Think of the walls of your house: strong, sturdy and providing a solid foundation upon which the rest of the dwelling can be built. The wall can provide the same service to our yoga practice – a strong foundation onto which the rest of the yoga posture can be built.
There are many simple ways in which the wall can assist your practice:
1. In seated postures, the wall can provide a support for the back while encouraging a lift in the spine and torso. You will become aware if you are slumping forward if the shoulders come away from the wall. Likewise, it can prevent that “dump” in the lower back that can happen when we are fatigued or not concentrating on our posture. Any seated posture can be taken to the wall, including an easy cross-legged posture (Sukhasana) or butterfly pose (Baddha Konasana).
2. The wall can benefit balancing poses, which can be very challenging. For example, if we are unstable and struggling to remain upright in Vrksasana (Tree Pose), we can lose many of the actions of the pose. By moving to the wall with either your back lightly against the wall or one hand to the wall, you gain extra stability so you can focus on the lift through the spine and torso, and the opening of the hips. Even at the wall, you can continue to work on balance by grounding through the legs.

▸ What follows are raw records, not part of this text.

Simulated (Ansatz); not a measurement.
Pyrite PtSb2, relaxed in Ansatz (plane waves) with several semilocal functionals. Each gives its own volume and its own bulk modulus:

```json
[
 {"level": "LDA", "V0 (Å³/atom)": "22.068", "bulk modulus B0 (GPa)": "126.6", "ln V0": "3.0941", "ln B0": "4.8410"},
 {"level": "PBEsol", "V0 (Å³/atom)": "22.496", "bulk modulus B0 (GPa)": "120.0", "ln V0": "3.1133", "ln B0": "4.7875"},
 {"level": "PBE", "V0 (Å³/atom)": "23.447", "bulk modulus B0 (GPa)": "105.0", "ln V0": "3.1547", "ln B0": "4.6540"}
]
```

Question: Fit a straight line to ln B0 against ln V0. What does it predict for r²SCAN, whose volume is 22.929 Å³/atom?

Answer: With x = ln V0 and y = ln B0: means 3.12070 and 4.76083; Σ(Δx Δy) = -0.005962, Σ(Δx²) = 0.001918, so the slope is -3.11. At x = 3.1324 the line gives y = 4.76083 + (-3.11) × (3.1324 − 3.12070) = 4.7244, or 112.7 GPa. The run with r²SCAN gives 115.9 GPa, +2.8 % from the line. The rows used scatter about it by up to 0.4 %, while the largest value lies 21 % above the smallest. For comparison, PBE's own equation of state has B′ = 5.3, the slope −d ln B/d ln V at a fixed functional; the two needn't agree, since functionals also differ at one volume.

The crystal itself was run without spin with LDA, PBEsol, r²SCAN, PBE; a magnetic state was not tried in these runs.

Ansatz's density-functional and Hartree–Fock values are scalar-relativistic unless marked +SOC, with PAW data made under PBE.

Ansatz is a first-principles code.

3. In standing postures, the wall can allow for greater range of motion. An example of this is Ardha Chandrasana (Half Moon Pose). Practicing the pose with your back against the wall allows you to really rotate in the torso and stack your shoulders and hips. You can rotate fully by opening up into the wall. This degree of rotation can be difficult while balancing on one leg! Another variation is to place the lifted back foot against the wall. The contact of the foot against the wall is a great reminder to keep the “life” in the back leg and to strongly extend through the heel, providing extra support that allows the body to open more fully.
However, one of the ultimate uses of the wall in your yoga practice is with a wall rope system. Rope work is called “Yoga Kurunta” and is often associated with the Iyengar school of yoga. Kuranta is loosely translated as a puppet, or a wood doll supported by strings. In Geeta Iyengar’s book, “Yoga: A Gem for Women,” she states, “In Yoga Kurunta, one learns to manipulate oneself in the various yoga postures by means of a suspended rope as if one were a puppet. Here the puppeteer and puppet are one, performing their own puppet show.”
Yoga Kurunta is useful for new students and experienced students alike. It can help students become more aware of the orientation and position of their body and can bring a fresh perspective and awareness to the practice.
Students can experience greater opening and expansion while still strengthening the body, and it allows the more intense postures to be safely experienced.
For example, Yoga Kurunta is especially helpful for inversions and backbends, which many people are hesitant to practice. The ropes can help one feel more stable and secure. In this variation of Sirsasana (headstand,) the body is allowed to completely release without the weight of the body resting on the head. Rope poses are especially beneficial for spine health through use of traction to relieve pressure from compressed vertebral discs.
The support and the traction allows you to feel postures in a new way. Even the most experienced practitioners have something to learn in basic postures like Triangle (Trikonsana). With the support of the ropes, one can also hold postures for a longer period of time.
The wall is a powerful tool. Whether you clear a space in your living room to use the wall, or have access to a full yoga rope system, take the opportunity to experience your yoga practice in a new supported way!